The Russian currency crashed past 100 against the euro Tuesday, the latest milestone in a currency rout that has rapidly gained momentum despite a huge emergency rate hike from the Central Bank.
One ruble became worth less than one euro cent at 3:13 p.m., according to data from the Moscow Exchange. At the same time, the Russian currency plummeted to 80.1 against the U.S. dollar.
The crash took the ruble's fall Tuesday to 20 percent, the largest one-day currency movement since the financial crisis of 1998 and compounding a 10 percent tumble the previous day.
The ruble later reduced its losses, and at 9 p.m. had stabilized around 8 percent weaker against the greenback at 70 and 11 percent down versus the euro at 89.
The Russian currency has now fallen 55 percent against the dollar since the beginning of the year, making it the worst performing currency in the world in 2014.
"The Central Bank's credibility is in tatters,” said Timothy Ash, an emerging-markets analyst at Standard Bank, in a note to investors Tuesday.
Earlier Tuesday, the ruble jumped sharply, strengthening as much as 10 percent to 58.1 rubles against the dollar, following an overnight announcement from the Central Bank that it was increasing interest rates to 17 percent from 10.5 percent.
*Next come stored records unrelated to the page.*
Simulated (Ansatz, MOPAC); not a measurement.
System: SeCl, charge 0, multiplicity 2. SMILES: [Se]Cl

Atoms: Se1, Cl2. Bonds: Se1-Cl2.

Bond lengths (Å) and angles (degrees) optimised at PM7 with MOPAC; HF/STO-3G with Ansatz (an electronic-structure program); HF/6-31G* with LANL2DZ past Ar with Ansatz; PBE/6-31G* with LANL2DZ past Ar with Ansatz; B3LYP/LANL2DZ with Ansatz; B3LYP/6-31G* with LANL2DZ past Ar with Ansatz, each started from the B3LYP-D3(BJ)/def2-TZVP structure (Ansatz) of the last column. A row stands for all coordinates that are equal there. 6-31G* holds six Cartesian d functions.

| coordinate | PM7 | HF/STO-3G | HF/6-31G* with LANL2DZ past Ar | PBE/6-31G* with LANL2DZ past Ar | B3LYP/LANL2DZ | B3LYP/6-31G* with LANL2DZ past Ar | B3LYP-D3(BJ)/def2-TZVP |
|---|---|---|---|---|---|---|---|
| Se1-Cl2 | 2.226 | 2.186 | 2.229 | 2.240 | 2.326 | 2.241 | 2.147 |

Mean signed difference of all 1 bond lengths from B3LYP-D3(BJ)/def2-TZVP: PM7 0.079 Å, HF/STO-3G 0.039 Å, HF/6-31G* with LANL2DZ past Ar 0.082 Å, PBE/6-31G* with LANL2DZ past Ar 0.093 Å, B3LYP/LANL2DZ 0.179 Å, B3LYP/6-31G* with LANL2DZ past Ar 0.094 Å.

But the gains were short-lived, as oil price weakness and sentiment once again intensified pressure on Russia's tumbling currency.
Brent crude dropped below $60 a barrel, reaching $59.02, a level not seen since 2009 on Tuesday.
Prime Minister Dmitry Medvedev convened a meeting to discuss the financial situation Tuesday, according to a government press release.
The gathering was attended by Deputy Prime Minister Igor Shuvalov, Kremlin economic aide Andrei Belousov, Finance Minister Anton Siluanov, Economic Development Minister Alexei Ulyukayev and Central Bank chairwoman Elvira Nabiullina, the press release said.
Ulyukayev said after the meeting a set of measures to stabilize the situation had been discussed, including measures to boost access to hard-currency liquidity from the Central Bank and legislative initiatives to support banks and empower the regulator, according to news agency RBC.
With its largest interest rate hike since the 1990s, the Central Bank bet Tuesday that a higher return on deposits and savings would make the ruble more attractive, easing the pressure exerted by a declining oil price and Western sanctions on Moscow imposed as a result of the Ukraine crisis.
Central Bank chairwoman Elvira Nabiullina said Tuesday that Russians that they should get used to living in a “new zone,” according to an interview on state-owned television channel Rossia-24.
The Central Bank, which has already spent over $70 billion of its foreign currency reserves this year defending the ruble, will likely be forced into market interventions, analysts at Sberbank CIB said in a note to investors Tuesday.
“Meaningful currency interventions must follow the huge Central Bank rate hike,” the analysts said.
Despite speculation of intense political pressure on the Central Bank to try to tame the ruble without frittering away Russia's currency reserves, President Vladimir Putin has not commented on the currency's dramatic recent decline.
The market turbulence was caused by “emotions and a speculative mood,” Putin's spokesman Dmitry Peskov said Tuesday, according to Russian news agency RIA Novosti.
The ruble's tumble in recent days has sparked heavy criticism of Russia's authorities from investors and lawmakers.
"The fall of the ruble and the equity market is not only a reaction to the low price of oil and sanctions but to a distrust of the government's economic measures," former Finance Minister Alexei Kudrin wrote on Twitter in the early hours of Tuesday morning.
Others said that the Central Bank and her chairwoman Elvira Nabiullina had disastrously miscalculated the situation.
"Lack of action had left the stability of the very financial system at stake. I am not sure whether Nabiullina can survive this," analyst Ash said.
“It has only to be a matter of time before the rating agencies respond with ratings downgrades, likely to junk status.”